In the most recent posting on comp.risks, the lead article is a compelling summary of the issues surrounding evoting & contains a link to an extensive document that summarizes many problems from the past decades.
The elephant in the living room that no one will acknowledge:
http://www.theinquirer.net/?article=10393
Also:
"Our video files have been attacked and taken out. Who doesn't want you to see this film? We are working around the clock to get the video files back online right away. Please check back soon."
http://www.votergate.tv/
http://www.blackboxvoting.org/
~hylas
..is obvious. The tally is not human readable. It has to be filtered through the computers programming. Programming can make any output reflect any input. The amount of money and power that is represented by controlling the US government is simpy staggering. It is the largest potential jackpot a criminally bent individual or group can approach. The temptation is overwhelming,and now *they* have the complete technical ability to achieve that goal and to get away with it, the perfect crime.
A traditional paper ballot in a locked box is human readable/countable by anyone who can count at the end of the day. It requires very little in the form of specialised skills or hardware. It is very inexpensive. Challenges can be mounted and results verified quickly and transparently. Once you get into machine reading, whether tabulated bubbles or punched out cards or pure digitial like with the diebold machines-then you have your potential problems, and with the last few elections we can see we have new problems, and they look a lot more like "on purpose" troubles than accidental. They especially look on purpose given the revelations of what was found on diebolds website and published, and with other anecdotals showing some rather distrubing intent as to election honesty. The consortium pushing electronic closed source computer voting is a who's who of the mega-profits from tax money and governmental contracts military industrial complex. This is three serious alarm bells to anyone really thinking about this subject.
The old way had it's faults, but computerised has introduced faults above and beyond that can not be addressed without trusting what is inherently untrustworthy by it's design criteria.

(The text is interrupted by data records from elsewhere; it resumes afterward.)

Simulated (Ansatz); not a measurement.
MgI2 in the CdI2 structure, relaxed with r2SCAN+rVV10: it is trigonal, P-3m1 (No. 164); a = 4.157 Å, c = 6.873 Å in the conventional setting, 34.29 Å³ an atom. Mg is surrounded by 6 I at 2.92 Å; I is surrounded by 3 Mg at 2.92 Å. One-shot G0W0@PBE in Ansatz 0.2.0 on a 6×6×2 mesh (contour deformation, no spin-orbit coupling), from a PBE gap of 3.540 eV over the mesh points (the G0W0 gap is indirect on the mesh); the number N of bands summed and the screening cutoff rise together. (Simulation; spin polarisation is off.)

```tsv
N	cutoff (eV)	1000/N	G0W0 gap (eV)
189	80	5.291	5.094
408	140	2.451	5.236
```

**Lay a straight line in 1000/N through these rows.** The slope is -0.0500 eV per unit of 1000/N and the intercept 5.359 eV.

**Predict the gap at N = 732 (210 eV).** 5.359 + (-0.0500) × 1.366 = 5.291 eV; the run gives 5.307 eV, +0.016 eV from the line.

Then if an automatic recount is trigger, simply scan the ballots, you will have a recount much more quickly (it hurts the stock market for the count to be in limbo for so long), and it's unlikely that two independent systems would fail, but at worst case, you can always hand recount.
That's right. Evoting is discussed everyday on slashdot. It doesn't freaking matter. Every system the US deploys is corrupted. We know democrats won in 2000 and now 2004 again. And the 20-30 year old citizens are blamed every election for not showing up, thus allowing republicans to win. There are just too many conspiracies going on. Way too many to bring up.